The letters from ITV, dispatched the Ofcom-prescribed two months before the January advance-booking deadlines, contained details of the agencies' fall-back Contract Rights Renewal position ahead of the 2005 negotiations season.
Since then, media owners and media agencies have been engaged in something of a phoney war, interspersed with the usual round of agency roadshows, some with added celebrity sparkle, presentations at Berry Brothers and agreeable trips to foreign climes.
But, as Christmas approaches and with more than £3 billion of TV ad revenue on the table, as well as the potential of cash coming out of ITV, the hitherto Mexican stand-off has become something rather more serious for all concerned.
So can the timing of Channel 4's announcement that it was pulling the plug on its exploratory merger talks with five be coincidental?
The death of the deal, which looked incompatible from the start, has highlighted just how small and lonely five is looking as it approaches perhaps the most important negotiation round for years.
Poor little five, which, after several years of growth, has been left foundering without any clear strategy for how it is going to maintain its market position, let alone expand, with the continued fragmentation of television audiences. Incidentally, five's owners, United Business Media and RTL, clearly think the opposite - if the Channel 4/five merger had gone ahead, they were looking for a 40 per cent share in the merged entity as opposed to the 15 per cent that the books would suggest.

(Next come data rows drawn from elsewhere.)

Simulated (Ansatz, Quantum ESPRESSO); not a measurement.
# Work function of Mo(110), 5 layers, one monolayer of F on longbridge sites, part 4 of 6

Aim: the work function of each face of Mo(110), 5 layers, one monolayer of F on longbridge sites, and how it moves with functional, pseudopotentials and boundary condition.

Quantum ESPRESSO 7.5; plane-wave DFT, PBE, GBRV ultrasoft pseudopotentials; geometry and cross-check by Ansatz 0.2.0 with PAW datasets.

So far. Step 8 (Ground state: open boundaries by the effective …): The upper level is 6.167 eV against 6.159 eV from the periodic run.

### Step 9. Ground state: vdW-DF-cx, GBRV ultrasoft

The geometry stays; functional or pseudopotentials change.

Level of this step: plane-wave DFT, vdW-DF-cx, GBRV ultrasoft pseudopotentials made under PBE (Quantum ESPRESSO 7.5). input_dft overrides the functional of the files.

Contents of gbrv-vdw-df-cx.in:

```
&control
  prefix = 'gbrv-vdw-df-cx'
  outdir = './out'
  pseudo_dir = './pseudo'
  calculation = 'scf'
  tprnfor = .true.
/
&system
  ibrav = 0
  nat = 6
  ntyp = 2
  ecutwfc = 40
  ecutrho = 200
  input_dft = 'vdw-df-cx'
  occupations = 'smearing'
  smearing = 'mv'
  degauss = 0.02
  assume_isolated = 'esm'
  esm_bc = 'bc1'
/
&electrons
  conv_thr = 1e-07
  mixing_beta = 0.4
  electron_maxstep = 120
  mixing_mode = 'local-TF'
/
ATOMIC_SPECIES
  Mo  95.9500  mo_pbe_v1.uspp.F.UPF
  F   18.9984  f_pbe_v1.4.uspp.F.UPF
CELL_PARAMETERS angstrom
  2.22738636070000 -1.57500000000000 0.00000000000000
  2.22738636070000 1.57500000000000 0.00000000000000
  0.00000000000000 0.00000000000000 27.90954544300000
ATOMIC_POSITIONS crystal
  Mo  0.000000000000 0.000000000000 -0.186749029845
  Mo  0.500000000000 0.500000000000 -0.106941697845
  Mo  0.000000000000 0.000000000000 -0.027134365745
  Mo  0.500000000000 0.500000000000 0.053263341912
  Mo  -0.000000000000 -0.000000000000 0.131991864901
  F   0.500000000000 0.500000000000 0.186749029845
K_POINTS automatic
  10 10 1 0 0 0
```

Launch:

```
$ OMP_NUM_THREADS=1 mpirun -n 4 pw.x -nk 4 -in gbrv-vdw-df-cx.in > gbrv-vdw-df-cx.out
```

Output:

It was inevitable, then, that five would be forced to turn to another broadcaster - in this case Flextech Television, the erstwhile employer of its chief executive, Jane Lighting - in order to shore up its position.
Culturally, the two together seem a relatively good fit - both have sales departments that have had to punch above their weight, while a deal would provide each of the broadcasters with the ability to cross-promote on the different platforms and achieve some scale.
But RTL and UBM have placed such a high value on five that it seems unlikely, given Flextech's current financial position, a deal will be done in the short term.
Much more likely, then, that Flextech will choose to hold out and watch as five's audience figures slowly ebb away. And James Murdoch is waiting in the wings to get his hands on a terrestrial asset, so perhaps another phoney war, but this time for the ownership of five, has begun.